Novares said it will be placed under receivership for 34 days under a procedure overseen by a court, and said it hoped that talks about a solution could be completed by May 28.
Without an agreement on a plan for continuing its activities, judges will examine buyout offers for Novares around mid-May. It has six proposals so far, mostly from funds but also industrial companies, Boulet said.
With almost all its 45 plants worldwide shut, Novares is burning through 4 million euros ($4.3 million) a day and needs some 115 million euros ($124 million) in order to restart its activities at the end of May.
Novares, based in Clamart, is a global powerhouse with 12,000 employees and operations in 22 countries. in September, Boulet said in an interview with Plastics News that the company was projecting sales for 2019 to reach 1.4 billion euros ($1.5 billion), with a strategic goal of making 2 billion euros ($2.2 billion) in sales by 2020.
The company, previously called Mecaplast Group, grew rapidly during the 2010s. In 2016 — then called Mecaplast Group — purchased Key Plastics LLC, a U.S. auto parts supplier.
In 2017, it took the name Novares. That same year, PN named Boulet its first Automotive Newsmaker of the Year, reflecting the company's acquisitions and expansions.
In North America alone, the company ranks No. 19 in the most recent Plastics News ranking of injection molders, with an estimated $425 million in sales.
A group of around 12 French and foreign banks have asked for Novares' two main shareholders, Fund Equistone with 72 percent and French state holding company Bpifrance with 15 percent, to contribute to a turnaround plan with capital injections.
Novares had net debt at the end of 2018 of around 260 million euros ($280 million).
Created in Monaco 72 years ago, Novares nearly went bankrupt in 2009, when it was saved by a state-led fund for automotive suppliers FMEA, which has since been integrated into Bpifrance.
Novares, which has 12,000 staff, found new growth by focusing on light plastic components to reduce the weight of electric and hybrid vehicles. Its parts are used in more than 400 vehicle models, inside the engine and on dashboards.

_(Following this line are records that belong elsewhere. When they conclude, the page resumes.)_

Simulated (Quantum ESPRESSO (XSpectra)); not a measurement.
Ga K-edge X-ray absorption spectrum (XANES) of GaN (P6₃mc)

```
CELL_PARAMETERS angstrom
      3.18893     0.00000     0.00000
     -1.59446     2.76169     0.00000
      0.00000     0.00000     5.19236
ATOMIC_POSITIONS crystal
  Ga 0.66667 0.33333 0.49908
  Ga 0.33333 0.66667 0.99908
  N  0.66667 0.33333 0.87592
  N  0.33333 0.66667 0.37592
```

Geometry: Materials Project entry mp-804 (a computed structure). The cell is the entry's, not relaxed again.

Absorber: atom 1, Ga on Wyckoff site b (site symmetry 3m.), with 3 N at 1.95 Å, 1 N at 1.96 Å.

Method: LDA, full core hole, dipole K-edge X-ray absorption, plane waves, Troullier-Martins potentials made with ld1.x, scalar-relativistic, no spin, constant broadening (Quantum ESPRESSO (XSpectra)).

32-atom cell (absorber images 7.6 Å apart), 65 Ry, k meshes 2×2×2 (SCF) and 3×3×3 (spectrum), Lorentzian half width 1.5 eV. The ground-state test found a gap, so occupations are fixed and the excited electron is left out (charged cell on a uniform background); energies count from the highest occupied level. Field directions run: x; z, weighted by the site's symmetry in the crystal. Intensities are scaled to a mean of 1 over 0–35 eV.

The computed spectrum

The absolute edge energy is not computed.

In early 2019, Novares purchased Miniature Precision Components Inc. in Walworth, Wis., to boost its work supplying under-the-hood parts and balance its geographic and customer footprint.
Boulet hopes that by June Novares can restart most of its European production, which accounts for about 46 percent of revenue.
This week, up to seven European sites should restart, thanks to an advance by shareholders, while five Chinese plants have already restarted.